One common question among employees and employers in Malaysia is whether PCB (Potongan Cukai Bulanan) is mandatory.
The short answer is: Yes — PCB deduction is compulsory in most employment situations under Malaysian tax law.
This article explains what PCB is, when it applies, and why it cannot simply be skipped.
What is PCB?
PCB (Potongan Cukai Bulanan) is the Monthly Tax Deduction system in Malaysia.
It is a mechanism where employers deduct income tax from an employee’s monthly salary and remit it to Lembaga Hasil Dalam Negeri Malaysia (LHDN).
Instead of paying a large lump sum at the end of the year, tax is collected gradually throughout the year.
Is PCB Mandatory?
✅ Yes — PCB is compulsory
PCB is legally required under Malaysian tax regulations for employees who meet taxable income criteria.
Employers are obligated to:
- Calculate monthly tax based on employee income
- Deduct PCB from salary
- Remit the amount to LHDN on a monthly basis
Employees cannot opt out
Once an employee:
- Earns taxable income, and
- Is under an employment contract
PCB deduction becomes automatic and cannot be waived by request.
Who is subject to PCB?
PCB applies to:
- Full-time employees
- Part-time employees (if taxable income applies)

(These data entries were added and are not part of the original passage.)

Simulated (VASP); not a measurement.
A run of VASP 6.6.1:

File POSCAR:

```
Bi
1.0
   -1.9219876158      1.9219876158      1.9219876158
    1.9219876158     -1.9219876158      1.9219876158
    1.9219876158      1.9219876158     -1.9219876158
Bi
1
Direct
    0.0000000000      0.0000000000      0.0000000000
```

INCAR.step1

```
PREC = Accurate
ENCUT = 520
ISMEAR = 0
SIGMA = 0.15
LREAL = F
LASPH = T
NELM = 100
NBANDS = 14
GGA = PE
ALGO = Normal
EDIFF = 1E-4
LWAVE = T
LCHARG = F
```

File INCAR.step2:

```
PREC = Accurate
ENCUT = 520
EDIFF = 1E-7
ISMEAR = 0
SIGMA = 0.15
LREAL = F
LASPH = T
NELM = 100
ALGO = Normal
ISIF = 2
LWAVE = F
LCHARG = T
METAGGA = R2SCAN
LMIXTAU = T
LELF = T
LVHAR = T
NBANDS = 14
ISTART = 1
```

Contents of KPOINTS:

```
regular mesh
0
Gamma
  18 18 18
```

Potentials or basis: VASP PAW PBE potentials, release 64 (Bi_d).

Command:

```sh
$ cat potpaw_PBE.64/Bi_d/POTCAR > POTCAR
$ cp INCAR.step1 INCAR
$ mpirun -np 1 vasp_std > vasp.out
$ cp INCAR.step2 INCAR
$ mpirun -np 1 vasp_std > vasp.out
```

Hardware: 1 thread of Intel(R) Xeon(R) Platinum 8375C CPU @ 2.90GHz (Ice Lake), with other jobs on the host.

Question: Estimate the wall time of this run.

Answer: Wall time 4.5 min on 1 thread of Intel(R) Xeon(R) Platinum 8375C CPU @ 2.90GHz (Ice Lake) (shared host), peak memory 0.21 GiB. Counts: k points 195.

- Directors receiving remuneration
- Commission-based employees (depending on structure)
It does not apply if:
- Income is below taxable threshold
- No employment relationship exists
Why PCB is required
PCB ensures:
- Tax is collected gradually throughout the year
- Employees avoid large tax payments during filing season
- LHDN receives steady tax revenue flow
- Better compliance and reduced tax evasion
How PCB is calculated
PCB is based on:
- Monthly salary
- EPF contribution
- Tax relief claims (if declared through EA form)
- Marital status and number of children
Employers usually calculate PCB using:
- LHDN PCB calculator or
- Payroll systems integrated with tax tables
What happens if PCB is not deducted?
If an employer fails to deduct PCB:
- Employer may be liable for penalties and unpaid tax
- LHDN can recover unpaid tax from employer
- Employee may face lump sum tax payable during filing
This is why most companies strictly comply with PCB requirements.
Can PCB be adjusted?
Yes. PCB is not fixed permanently.
It can be adjusted if:
- Employee income changes (salary increase/bonus)
- Tax relief updates are submitted
- Employment status changes
Employees can also submit Form TP1/TP3 to adjust deductions during the year.
PCB is not optional — it is a mandatory tax deduction system in Malaysia designed to ensure smooth and consistent tax collection.